I need to measure the switching frequency of an open collector output. The waveform will be square shaped and the frequency range is specified as 0 to 5kHz. First of all I don't want to count pulses because I want to determine the duty cycle as well. So here comes my problem:
For this task I explicitly need to use an ATMega16 without any external circuitry (except crystal)
I know there is a pretty simple way of determine frequency and duty cycle, and I already did use this technique: hook the signal to an interrupt, combine it with an asynchronous timer, do a little bit of math and done!
Now this works pretty well with the 16 Bit timer module but not so great with one of the 8 Bit timers since those overflow much faster.
Now I'm curious if I can determine the accuracy of this technique beforehand, e.g without testing it out.

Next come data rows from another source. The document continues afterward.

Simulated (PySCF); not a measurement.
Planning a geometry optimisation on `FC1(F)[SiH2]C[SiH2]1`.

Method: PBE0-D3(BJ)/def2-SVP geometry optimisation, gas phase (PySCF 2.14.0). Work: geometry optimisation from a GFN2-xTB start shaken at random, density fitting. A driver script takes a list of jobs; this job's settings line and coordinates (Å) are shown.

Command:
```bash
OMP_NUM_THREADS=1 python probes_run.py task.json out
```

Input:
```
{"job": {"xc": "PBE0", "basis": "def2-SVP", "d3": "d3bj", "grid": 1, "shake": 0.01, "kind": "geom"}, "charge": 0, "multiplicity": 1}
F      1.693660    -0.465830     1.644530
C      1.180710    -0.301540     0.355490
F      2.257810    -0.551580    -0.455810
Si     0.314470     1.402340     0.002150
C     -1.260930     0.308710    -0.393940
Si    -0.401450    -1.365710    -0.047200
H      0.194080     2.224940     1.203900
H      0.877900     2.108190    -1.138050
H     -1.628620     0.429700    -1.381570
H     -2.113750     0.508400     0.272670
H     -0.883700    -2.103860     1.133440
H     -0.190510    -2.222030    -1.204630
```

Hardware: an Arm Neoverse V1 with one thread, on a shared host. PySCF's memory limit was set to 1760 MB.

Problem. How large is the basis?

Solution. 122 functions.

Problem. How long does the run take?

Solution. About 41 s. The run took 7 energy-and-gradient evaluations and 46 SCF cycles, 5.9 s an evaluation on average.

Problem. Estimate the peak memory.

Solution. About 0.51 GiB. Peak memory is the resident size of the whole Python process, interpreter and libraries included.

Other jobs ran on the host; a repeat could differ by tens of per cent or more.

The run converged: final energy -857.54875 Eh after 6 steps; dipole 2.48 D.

I know the frequency reading will mostly depend on the timers frequency: the higher, the better. An 8 Bit timer running at @ 2MHz (prescaler 2 ; from 16MHz) should give me a basic 0.5us per LSB resolution which looks pretty good on paper. Combined with a 16 Bit overflow register I theoretically could measure up to one second time period. But I know this won't work: updating the 16 Bit overflow register would take too much instructions in the ISR and effectively wreck my accuracy. So is there any way of getting reasonable accuracy (+-5%) from a single 8 Bit timer module in the specified frequency range (0...5kHz)?